Presidential crime unchallenged ensures crimes by future presidents

The House Must Hold Impeachment Hearings on Trump’s Constitutional Crimes

President Trump lying to the American people in Jan. 8 televised address on the ‘immigration crisis’ at the Mexican border (CNN screen image)

There is pressure, especially from some newly elected Democrats in the House of Representatives, for impeaching President Trump. This is being opposed by more cautious House leaders and especially by Speaker Nancy Pelosi (D-San Francisco), who fear that an impeachment effort would simply energize Trump supporters and restore flagging support for him among Republicans as we head into the next presidential election cycle.
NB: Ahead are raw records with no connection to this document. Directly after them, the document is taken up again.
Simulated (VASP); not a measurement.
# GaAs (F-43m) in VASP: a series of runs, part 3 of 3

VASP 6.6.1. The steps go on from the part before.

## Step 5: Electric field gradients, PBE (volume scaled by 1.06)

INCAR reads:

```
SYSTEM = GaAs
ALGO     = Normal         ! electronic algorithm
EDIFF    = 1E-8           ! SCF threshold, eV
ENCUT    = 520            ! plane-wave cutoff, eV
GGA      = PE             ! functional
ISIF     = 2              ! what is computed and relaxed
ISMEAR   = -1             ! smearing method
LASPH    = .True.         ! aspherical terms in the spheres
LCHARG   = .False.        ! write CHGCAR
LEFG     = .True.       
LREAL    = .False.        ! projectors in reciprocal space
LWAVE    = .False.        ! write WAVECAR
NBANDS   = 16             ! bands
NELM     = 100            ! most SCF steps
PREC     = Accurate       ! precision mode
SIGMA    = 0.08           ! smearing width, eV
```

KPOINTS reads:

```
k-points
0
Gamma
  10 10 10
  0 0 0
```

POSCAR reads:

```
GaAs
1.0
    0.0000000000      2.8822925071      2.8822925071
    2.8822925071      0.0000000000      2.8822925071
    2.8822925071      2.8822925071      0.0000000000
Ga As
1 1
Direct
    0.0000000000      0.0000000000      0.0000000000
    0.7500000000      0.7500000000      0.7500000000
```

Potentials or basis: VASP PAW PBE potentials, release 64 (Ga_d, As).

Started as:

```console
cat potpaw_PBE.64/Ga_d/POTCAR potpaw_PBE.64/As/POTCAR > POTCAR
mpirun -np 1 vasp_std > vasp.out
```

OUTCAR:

I would argue, as I did in 2006 in the book I wrote along with Center for Constitutional Rights attorney Barbara Olshansky (The Case for Impeachment, St. Martins Press) which laid out the high crimes and misdemeanors of President George W. Bush and Vice President Dick Cheney, that even if there is no chance of a Senate conviction or even a Senate trial, it is critically important, when such crimes against law and Constitution are committed, to call presidents to account by airing the charges, calling witnesses, and voting on specific articles of impeachment in a duly impaneled Impeachment Committee hearing in the House of Representatives.  (For the record I also called for Obama’s impeachment for war crimes and other crimes too, but was unable to find a publisher — or an agent — willing to try and contract that book.)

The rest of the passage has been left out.